The Grammy-winning songwriter and lead vocalist for Semisonic has just ordered a triple espresso at Spyhouse on Nicollet and claimed a booth in the back. He reminisces about frequenting the coffeeshop when smoking was allowed indoors; now, all he can do is appreciate the aroma of cigarettes wafting in through the open windows.
Not that Wilson spends as much time around here as he used to. He lives in Los Angeles, where he writes songs with superstars like John Legend and Taylor Swift. Adele’s huge hit “Somebody Like You” is partly his work. Wilson’s new solo album, Re-Covered, is a collection of those collaborations, recorded with his voice and fresh instrumental arrangements, and he’s back in Minnesota to share the revamped tunes at the Fitzgerald Theater on Friday.
Though Wilson’s feathery, strawberry blond hair and sideburns are beginning to gray, he’s energetic for a 56-year-old. His skin is California tan, his frame gangly. A thin beaded necklace rests above his collarbones. He peers through black-rimmed glasses with an intense, unwavering gaze. He pauses thoughtfully before answering each question with media-savvy confidence.
Re-Covered could be a risky prospect given that on his own, Wilson hasn’t exactly made chart-soaring singles—though he is quick to point out that Semisonic’s “Closing Time” became a “ubiquitous touchstone” and “Secret Smile” was an “inescapable” song in Europe and parts of Asia. Still, if his name is known outside of Minnesota, it’s more likely due to other artists’ hits than his own, a fact that doesn’t seem to bother him.
“I like that I’m helping someone else have a giant song,” he says. “I know people that write songs and they’re sad that they gave them away and let somebody else sing them, and I could never understand it.”

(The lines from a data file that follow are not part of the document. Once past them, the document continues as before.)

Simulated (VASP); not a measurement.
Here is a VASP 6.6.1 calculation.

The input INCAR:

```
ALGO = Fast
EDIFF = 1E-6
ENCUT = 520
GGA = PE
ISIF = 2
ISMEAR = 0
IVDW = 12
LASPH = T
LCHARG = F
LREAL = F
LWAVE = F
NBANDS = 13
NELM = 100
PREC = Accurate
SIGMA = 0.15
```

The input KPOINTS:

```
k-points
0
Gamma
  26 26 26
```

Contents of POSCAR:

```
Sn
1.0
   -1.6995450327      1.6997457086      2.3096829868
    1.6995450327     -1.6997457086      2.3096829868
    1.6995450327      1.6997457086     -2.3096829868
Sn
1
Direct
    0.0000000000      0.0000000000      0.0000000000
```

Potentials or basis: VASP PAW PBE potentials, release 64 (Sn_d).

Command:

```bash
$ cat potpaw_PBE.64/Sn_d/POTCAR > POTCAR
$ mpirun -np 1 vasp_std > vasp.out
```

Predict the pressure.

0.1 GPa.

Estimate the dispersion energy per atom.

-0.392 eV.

Wilson came up in bands where songs were just as likely to be written during rehearsal or soundcheck as they were to be written alone, and he’s never felt any preciousness about the process. “If you’re a songwriter, you’re not going to go for too long before a song happens to you almost as though it just fell from the sky-—and quite often, those are going to be your best songs,” he says. “You might even have a career where the best things you ever do are things that just seem to fall from the sky. Then you might get a different attitude about who gets the credit for what you’ve done.”
That doesn’t mean the process always feels magical. “It’s a lot of laying bricks,” he admits. “I’m a really picky person and I’m not always easy to work with and I demand a lot from people and I can be blunt sometimes with people, but it’s not intentionally mean.”
Wilson says he demands honesty from his collaborators. “Things can be truthful and resentful or truthful and angry or truthful and vengeful. I find those all to be fine. But if it sounds like resentful and vengeful and it’s also made-up, I just can’t like that,” he says. “I feel like part of my role in a writing session is to say, ‘This isn’t striking me as that true or real—is there a way we can ground this in reality more or can we base this on somebody that we know so that this doesn’t feel so pointlessly negative?’”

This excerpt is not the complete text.